If you use ad blocking software, the company will override that and start showing ads on the platform. But even while forcing those ads, Facebook will also give you more control over what ads you see.
If this works, ads should become more relevant to users and more valuable to advertisers, and therefore more profitable for Facebook. If it backfires, Facebook will annoy users who are used to ad-blocking software, and could lose revenue as people opt out of ads. But with the rise of ad-blocking software, and the demand for accurately targeted ads, Facebook seems to be making a calculated choice.
"We've all experienced a lot of bad ads," Facebook's Andrew Bosworth wrote in a blog post announcing the new tools. "As a result of what we've learned, we've introduced tools to help people control their experience, improved how we decide which ads to show and created new ad formats that complement, rather than detract from, people's experience online."
Users can also opt to stop seeing ads from certain businesses or organizations that have added them to their customer lists. Or users can choose to stop seeing ads based on their interest — by going into your ad preferences and indicating you don't want to see ads about, say travel.
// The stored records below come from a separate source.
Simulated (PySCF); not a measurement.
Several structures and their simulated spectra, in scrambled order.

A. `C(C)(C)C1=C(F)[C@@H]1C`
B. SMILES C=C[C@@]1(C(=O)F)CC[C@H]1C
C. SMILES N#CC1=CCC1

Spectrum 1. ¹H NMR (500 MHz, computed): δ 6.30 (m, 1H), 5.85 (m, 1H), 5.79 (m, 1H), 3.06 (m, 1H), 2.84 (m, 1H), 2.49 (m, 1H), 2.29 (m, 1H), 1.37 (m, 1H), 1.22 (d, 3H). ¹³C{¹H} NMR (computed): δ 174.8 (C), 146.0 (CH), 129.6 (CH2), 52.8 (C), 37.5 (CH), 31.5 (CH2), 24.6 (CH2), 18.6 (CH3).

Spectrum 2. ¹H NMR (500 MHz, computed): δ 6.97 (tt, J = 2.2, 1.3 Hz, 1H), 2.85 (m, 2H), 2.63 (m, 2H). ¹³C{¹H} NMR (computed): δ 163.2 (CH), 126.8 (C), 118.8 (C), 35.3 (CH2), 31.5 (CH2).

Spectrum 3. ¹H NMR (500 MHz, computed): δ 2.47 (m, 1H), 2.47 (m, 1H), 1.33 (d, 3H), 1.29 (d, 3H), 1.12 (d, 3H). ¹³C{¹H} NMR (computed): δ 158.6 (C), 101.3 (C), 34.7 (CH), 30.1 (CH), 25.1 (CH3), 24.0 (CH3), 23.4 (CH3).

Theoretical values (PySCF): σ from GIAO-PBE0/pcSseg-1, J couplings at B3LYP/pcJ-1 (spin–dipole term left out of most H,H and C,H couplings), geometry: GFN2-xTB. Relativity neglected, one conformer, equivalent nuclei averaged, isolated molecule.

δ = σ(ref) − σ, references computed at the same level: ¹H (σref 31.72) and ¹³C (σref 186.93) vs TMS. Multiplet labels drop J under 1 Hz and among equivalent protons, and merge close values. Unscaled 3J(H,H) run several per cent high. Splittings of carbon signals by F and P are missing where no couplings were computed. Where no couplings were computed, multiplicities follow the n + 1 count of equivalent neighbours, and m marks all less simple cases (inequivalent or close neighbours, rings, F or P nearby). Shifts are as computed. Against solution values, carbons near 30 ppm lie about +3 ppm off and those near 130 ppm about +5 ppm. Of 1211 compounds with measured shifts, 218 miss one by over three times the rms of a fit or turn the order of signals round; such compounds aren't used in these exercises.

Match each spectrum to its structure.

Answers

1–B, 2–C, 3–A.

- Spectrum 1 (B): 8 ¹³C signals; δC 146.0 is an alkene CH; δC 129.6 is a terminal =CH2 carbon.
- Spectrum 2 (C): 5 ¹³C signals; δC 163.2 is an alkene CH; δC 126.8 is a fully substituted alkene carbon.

Bosworth, who is VP of ads and business platform, said that as Facebook offers its users more controls "to stop annoying, disruptive ads," it will also begin overriding ad blocks to show ads to desktop users with that software.
"Some ad-blocking companies accept money in exchange for showing ads that they previously blocked — a practice that is at best confusing to people, and that reduces the funding needed to support the journalism and other free services that we enjoy on the web," Bosworth wrote.
"Ads support our mission of giving people the power to share and making the world more open and connected. Rather than paying ad blocking companies to unblock the ads we show — as some of these companies have invited us to do in the past — we're putting control in people's hands with our updated ad preferences and our other advertising controls."
Facebook also said last week it has changed its newsfeed algorithm in an effort to reduce the amount of clickbait people see.
Correction: This story has been revised to include Bosworth's most recent title.